Saturday, July 17, 2010

R.I.P. Mexico

Evidently, I’m going to be attending a lot of funerals.   Normally, I wouldn’t be caught dead at a funeral.  Years ago, I swore I would never attend anyone’s funeral unless he came to mine first.

But the sheer number of recently dead is absolutely staggering, I can’t ignore them all.  You see, 20,000 friends of mine have died in the last year, and probably that many will die this year, too.  I’m talking about Mexico, of course.  Over 20,000 people have died in the drug war in Mexico during the last year, and no one is discussing an armistice.  This is going to be a long war.

I’m not the governor of Alaska, but from my house I can see another country.  Okay, I have to stand on my roof, and it’s Mexico, not Russia.   I wish it was Russia, because I have always loved Mexico.  I’ve traveled in Mexico for over 40 years; by train, bus, and car.  I’ve worked there and taught courses about the country.  I’ve eaten the food, drunk the water, among other things, and taken advantage of a few other assorted pleasures.  And in every case, Mexico’s peoples have given me far more kindness than I deserved.  This is a beautiful country with amazing people.

It has always been amazing to me that so few of my students know anything about Mexico’s history.  Everyone can name several battles of the American Civil War, but how many can name even one battle from the Mexican Revolution?  This revolution was just a hundred years ago, there were at least a million casualties out of a much smaller country, and a lot of the battles happened right on the US border.  You can see the site of one of them from my roof.

Now, it looks like Mexico is going to have to go through that level of violence again.  And this time, most of the guilt belongs north of the border.  Mexico is suffering and dying from violence because America will not simply recognize the stupidity of our drug laws.

Our drug laws make criminals rich, undermine the legal system of our neighbors, swamp American courts, jail a larger percentage of our citizens than any other country, and put an incredible economic strain on our public finances.  I am at a loss to find anything positive resulting from our drug laws.  Somehow, we as a nation have convinced ourselves that our laws are preventing people from using drugs.  Maybe this is because our government keeps telling us that we are making major progress in the war on drugs.  Stop and think about this, do you really believe there are fewer people using drugs today than 30 years ago?

Several years ago, my son, not What’s-His-Name, but the The-Other-One, told me that within blocks of our home, he would have no trouble purchasing any form of drug or alcohol that he might want, with one exception.  He even knew where to get a Cuban cigar.  What he couldn’t get was a pack of cigarettes.  Now that’s the kind of progress that completely justifies the billions of dollars we have spent on the “War On Drugs” during the last 39 years.

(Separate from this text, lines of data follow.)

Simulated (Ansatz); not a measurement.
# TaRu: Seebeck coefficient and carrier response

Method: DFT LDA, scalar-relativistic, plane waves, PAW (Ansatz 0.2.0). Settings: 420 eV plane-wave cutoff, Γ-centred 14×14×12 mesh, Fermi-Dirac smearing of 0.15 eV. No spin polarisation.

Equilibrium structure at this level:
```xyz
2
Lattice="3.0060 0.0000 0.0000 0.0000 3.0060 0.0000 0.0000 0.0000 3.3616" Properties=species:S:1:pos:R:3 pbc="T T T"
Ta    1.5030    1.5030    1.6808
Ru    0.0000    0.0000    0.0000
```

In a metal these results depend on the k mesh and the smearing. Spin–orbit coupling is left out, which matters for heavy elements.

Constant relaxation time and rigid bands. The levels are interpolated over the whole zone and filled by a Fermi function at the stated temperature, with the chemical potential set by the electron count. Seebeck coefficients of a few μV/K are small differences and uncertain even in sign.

This idiotic phrase, “The War on Drugs,” came out of the Nixon Administration.  That alone should give you a clue about how well the program is really working.  I have no idea why, long after we have rejected almost everything else Richard Nixon stood for, we have continued this idiotic war.  While our government still claims we are winning this war, it should be painfully obvious that if we had fought World War II as effectively as we are fighting drugs, this blog would be written in Japanese.

I’m tired of paying way too much money to fight drugs.  Some estimates say we have now spent more fighting drugs than we spent fighting Viet Nam.  But it’s not just the taxes; fighting drugs costs a lot of money that we can’t really notice.  How much extra is my home owner’s policy because I have to insure against someone crawling in my window to steal my TV so he can buy drugs?  How much extra is my car insurance?  How much extra cost is built into the price of everything I buy to cover some part of a policy that cannot conceivably work?

And forever more, why are we making criminals rich?  Illegal drugs are expensive drugs.  This is why we hear of cocaine cartels and marijuana cartels but no one has ever read a story about French wine cartels.  This is why my son can buy a Cuban cigar and I can’t find a decent bottle of Beaujolais. 

Remember Al Capone?  He got rich because we made alcohol illegal.  As he often said, “I am just a businessman, giving people what they want.” 

Making drugs illegal does not make them disappear, if we can’t keep drugs out of federal prisons, how could we keep them out of Los Angeles?  If drugs have to be in our society, do we really want criminals to profit from them?  Does our government have some secret economic stimulus program for gangs?

Let’s ignore all of this.  Let’s ignore that the government doesn’t have any business telling us what we should do with our own bodies.   Let’s ignore that there are more drugs around today than before we started this silly policy.  Let’s ignore that we jail so many of our own citizens that China has lectured us about civil rights in the United Nations.  Let’s ignore rich criminals and an ever larger police force.  I’ll give you another reason to think about changing the rules of this war; Mexico is losing its war on drugs and my friends are dying.

If we have problems with the present government in Mexico, think what it will be like when the drug cartels take over in Mexico.


  1. OK, so I got caught up with your blog. I'm glad I did, because I really like this most recent one. Better living through chemistry.--Ken

  2. I think that we should make drugs legal, then tax the hell out of them.

  3. They did that in Washington and Colorado. Pot legalization has increased the trade in black market hash oil, more fires and explosion from home labs blowing up and illegal growers avoiding taxes that were supposed to give the state treasuries such a boost. Colorado just spent 4 million bucks on a campaign against stoned driving because of the increase in the cost of testing stoned drivers (there's no breathalyzer for cannabis). And the local competition has reduced the profit margin for Mexican pot. Did the Mexican pot farmers stop growing pot. Yes it did. Now, apparently, Mexican Farmers are switching from pot to opium poppies - heroin being more compact and they can make it cheaper than importing from Afghanistan. So, "Hooray!" We've made heroin less expensive and taking care of addicts more costly. Doing away with drug laws doesn't make the drug trade go away. It simply becomes more horrific and the human toll more ghastly.

    About the only thing you can do to take down the cartels is send in Seal Teams, Delta Force, Rangers, snipers and Marines and follow up with some major foreign aid to help Mexican farmers find a new cash crop. So long as there are evil people allowed to operate freely, we're going to be losing your friends right and left, Mark. Take away the drug trade and the cartels are simply going to find another high profit trade, like smuggling Al Quaeda operatives over the border or something fun like that.